Ferraris, Felonies & Fraud: A look at how executives’ “off-the-job” behavior can predict business outcomes
July 30, 2013
Research shows a minor traffic violation or brief shopping splurge may signal more significance than just a mark on a legal record or charge on a credit card.
CEOs with a legal record and lack of frugality are more likely to perpetrate fraud and oversee a loosely controlled work environment, according to new research by Georgetown University’s McDonough School of Business Assistant Professor Robert Davidson and his co-authors.
Published in the Journal of Financial Economics, the study "Executives' 'Off-the-Job' Behavior, Corporate Culture and Financial Reporting Risk' examines how legal infractions and ownership of luxury goods are related to the likelihood of future misstated financial statements, including fraud and unintentional material reporting errors amongst executives in corporations.
Referencing previous studies on management, accounting, decision-making, ethics, criminology and psychology, Davidson examined how and why executives' prior behavior outside of the workplace impacts the likelihood of fraud. Using a sample of fraud firms from all SEC AAERs released through June 2010, Davidson determined that factors of fraud included a CEO's age, average total assets, debt-to-equity ratio and excess stock returns.

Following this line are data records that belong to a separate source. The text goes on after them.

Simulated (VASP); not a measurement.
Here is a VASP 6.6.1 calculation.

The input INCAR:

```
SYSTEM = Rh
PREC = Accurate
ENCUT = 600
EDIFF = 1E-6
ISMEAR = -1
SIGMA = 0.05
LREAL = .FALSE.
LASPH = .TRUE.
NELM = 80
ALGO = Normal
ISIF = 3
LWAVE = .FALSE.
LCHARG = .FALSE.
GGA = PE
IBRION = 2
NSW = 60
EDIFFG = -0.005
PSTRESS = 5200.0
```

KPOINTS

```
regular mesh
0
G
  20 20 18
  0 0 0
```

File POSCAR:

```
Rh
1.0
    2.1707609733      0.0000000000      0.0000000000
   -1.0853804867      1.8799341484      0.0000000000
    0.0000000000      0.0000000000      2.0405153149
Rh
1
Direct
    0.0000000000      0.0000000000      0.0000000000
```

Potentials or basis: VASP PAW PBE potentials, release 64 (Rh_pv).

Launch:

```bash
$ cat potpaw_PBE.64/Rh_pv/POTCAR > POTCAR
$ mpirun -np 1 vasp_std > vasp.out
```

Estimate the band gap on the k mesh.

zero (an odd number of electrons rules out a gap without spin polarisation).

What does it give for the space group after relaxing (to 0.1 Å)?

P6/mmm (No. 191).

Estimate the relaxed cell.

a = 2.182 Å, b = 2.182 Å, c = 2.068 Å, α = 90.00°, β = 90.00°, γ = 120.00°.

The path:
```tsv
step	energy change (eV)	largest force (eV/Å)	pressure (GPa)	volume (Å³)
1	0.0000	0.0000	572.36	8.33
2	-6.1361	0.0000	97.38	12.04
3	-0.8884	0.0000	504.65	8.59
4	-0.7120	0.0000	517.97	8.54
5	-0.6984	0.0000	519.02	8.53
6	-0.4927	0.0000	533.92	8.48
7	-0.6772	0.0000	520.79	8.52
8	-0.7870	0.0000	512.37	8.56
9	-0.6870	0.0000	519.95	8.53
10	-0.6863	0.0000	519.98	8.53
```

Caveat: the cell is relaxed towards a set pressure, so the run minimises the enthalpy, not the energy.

"While financial reporting errors are unintentional, fraud is intentionally perpetrated by insiders," said Davidson. "This study adds to our understanding of financial reporting risk through an intuitive and intriguing method of examining executives’ off-the-job behavior."
The probability of fraud is higher by approximately 120 percent among firms run by CEOs with a legal record than in firms run by CEOs with a clean record. When observing executives’ legal record, examples of infractions include driving under the influence of alcohol, drug-related charges, domestic violence, reckless behavior, disturbing the peace and traffic violations.
Levels of Frugality
An executives’ level of frugality is implied by the ownership of luxury goods, including real estate, luxury vehicles, boats and motorcycles. Due to similar financial managerial styles, unfrugal CEOs are more likely to hire unfrugral CFOs – creating an environment where financial reporting risk can occur. A more prudent CEO is likely to decrease fraudulent reporting errors, weak board monitoring, equity-based incentives to misreport, hiring of CFOs who lack frugality and the probability of fraud.
Impact on Corporate Culture
It is likely that frugal CEOs without luxury goods will have more control and stronger governance of the work environment. Under this corporate culture, it is more likely that a frugal CFO will be hired with a clean legal record – reducing the opportunities to perpetrate fraud and engage in intentional reporting errors.